I slept late and now have to get ready for work...

Ha - and here I was, just thinking the post was up almost two hours early today.

But you know the old line: more tears are shed over answered prayers. Which is another way of saying thank God for pain, which is ultimately another way of saying thank God for the Cross!.

Yes, so it goes. At least, for my part it's been true that the absolute worst points of life have generally been a launching point for something better. When life is pummeling you into a pulp, give thanks. Just don't ask for another...

robinstarfish said...

Let's take someone who actually does succeed in becoming a Prince of this world. Would he not be a narcissistic monster?
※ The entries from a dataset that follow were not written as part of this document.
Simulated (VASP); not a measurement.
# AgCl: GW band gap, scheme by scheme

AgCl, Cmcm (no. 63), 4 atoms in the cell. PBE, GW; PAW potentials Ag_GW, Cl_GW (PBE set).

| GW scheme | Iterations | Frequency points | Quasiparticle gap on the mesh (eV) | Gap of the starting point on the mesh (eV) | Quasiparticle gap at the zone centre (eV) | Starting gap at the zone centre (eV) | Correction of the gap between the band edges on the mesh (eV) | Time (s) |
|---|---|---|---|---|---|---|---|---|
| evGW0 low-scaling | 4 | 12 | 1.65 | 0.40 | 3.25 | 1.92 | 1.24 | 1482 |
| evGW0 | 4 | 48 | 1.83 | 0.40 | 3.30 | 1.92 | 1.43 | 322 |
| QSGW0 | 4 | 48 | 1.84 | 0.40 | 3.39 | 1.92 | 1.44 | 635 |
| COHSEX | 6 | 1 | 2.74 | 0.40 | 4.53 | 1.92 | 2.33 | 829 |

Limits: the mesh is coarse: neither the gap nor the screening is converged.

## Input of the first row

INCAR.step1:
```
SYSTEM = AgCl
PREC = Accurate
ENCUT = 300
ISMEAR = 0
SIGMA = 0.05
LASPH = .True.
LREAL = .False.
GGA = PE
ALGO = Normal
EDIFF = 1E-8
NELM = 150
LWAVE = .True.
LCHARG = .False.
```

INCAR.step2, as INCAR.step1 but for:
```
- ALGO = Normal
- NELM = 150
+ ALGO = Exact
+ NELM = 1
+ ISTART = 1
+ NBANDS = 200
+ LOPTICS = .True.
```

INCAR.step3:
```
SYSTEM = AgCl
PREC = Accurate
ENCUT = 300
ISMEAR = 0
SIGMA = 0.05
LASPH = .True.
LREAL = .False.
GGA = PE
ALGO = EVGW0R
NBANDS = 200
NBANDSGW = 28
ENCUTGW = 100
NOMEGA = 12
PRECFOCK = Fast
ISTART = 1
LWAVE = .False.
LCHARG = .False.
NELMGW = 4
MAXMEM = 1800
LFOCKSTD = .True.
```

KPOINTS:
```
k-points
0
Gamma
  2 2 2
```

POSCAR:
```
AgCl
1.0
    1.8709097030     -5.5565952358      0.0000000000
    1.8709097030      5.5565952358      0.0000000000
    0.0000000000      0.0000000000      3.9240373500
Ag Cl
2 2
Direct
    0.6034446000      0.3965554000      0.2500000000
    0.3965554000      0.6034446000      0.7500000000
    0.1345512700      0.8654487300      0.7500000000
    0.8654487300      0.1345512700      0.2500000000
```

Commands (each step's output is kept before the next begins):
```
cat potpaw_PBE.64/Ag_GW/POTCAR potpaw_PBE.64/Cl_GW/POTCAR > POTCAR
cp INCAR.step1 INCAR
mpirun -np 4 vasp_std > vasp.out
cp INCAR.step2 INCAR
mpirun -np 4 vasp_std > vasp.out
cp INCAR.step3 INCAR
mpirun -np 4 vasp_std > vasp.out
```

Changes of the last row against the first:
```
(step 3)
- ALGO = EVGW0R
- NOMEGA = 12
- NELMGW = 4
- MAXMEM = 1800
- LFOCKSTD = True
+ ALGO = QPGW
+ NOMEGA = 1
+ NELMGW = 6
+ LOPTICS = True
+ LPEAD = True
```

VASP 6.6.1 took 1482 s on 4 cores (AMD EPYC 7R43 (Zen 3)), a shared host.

Ha. That was the subject around a table recently, counting the astounding number of fallen celebs, CEOs and sports idols we've known in our lifetime. We concluded that the few left that we care about carry the cross in one form or another - through their writing, poetry, music, business, deeds - often in one veiled form or another (or they'd be figuratively stoned to death in the New Culture) but in plain sight to those with eyes to see.

The Christian world has produced its full quota of monsters as well, and that's a tougher one for me to grasp. Narcissism taken to the next level perhaps, into predatory evil.

Van Harvey said...

"Aristotle once cracked that "one does not know the content of a desire unless one knows what ultimately satisfies it" (in Taylor)."

My boy is wicked smart.

Van Harvey said...

"But most boomers attended college and then some. Do they really believe it "educated" them? Or that they obtained something there that cannot be obtained elsewhere for much less money? Please. Don't confuse the Destiny Drive with the Conspiracy. That's elementary."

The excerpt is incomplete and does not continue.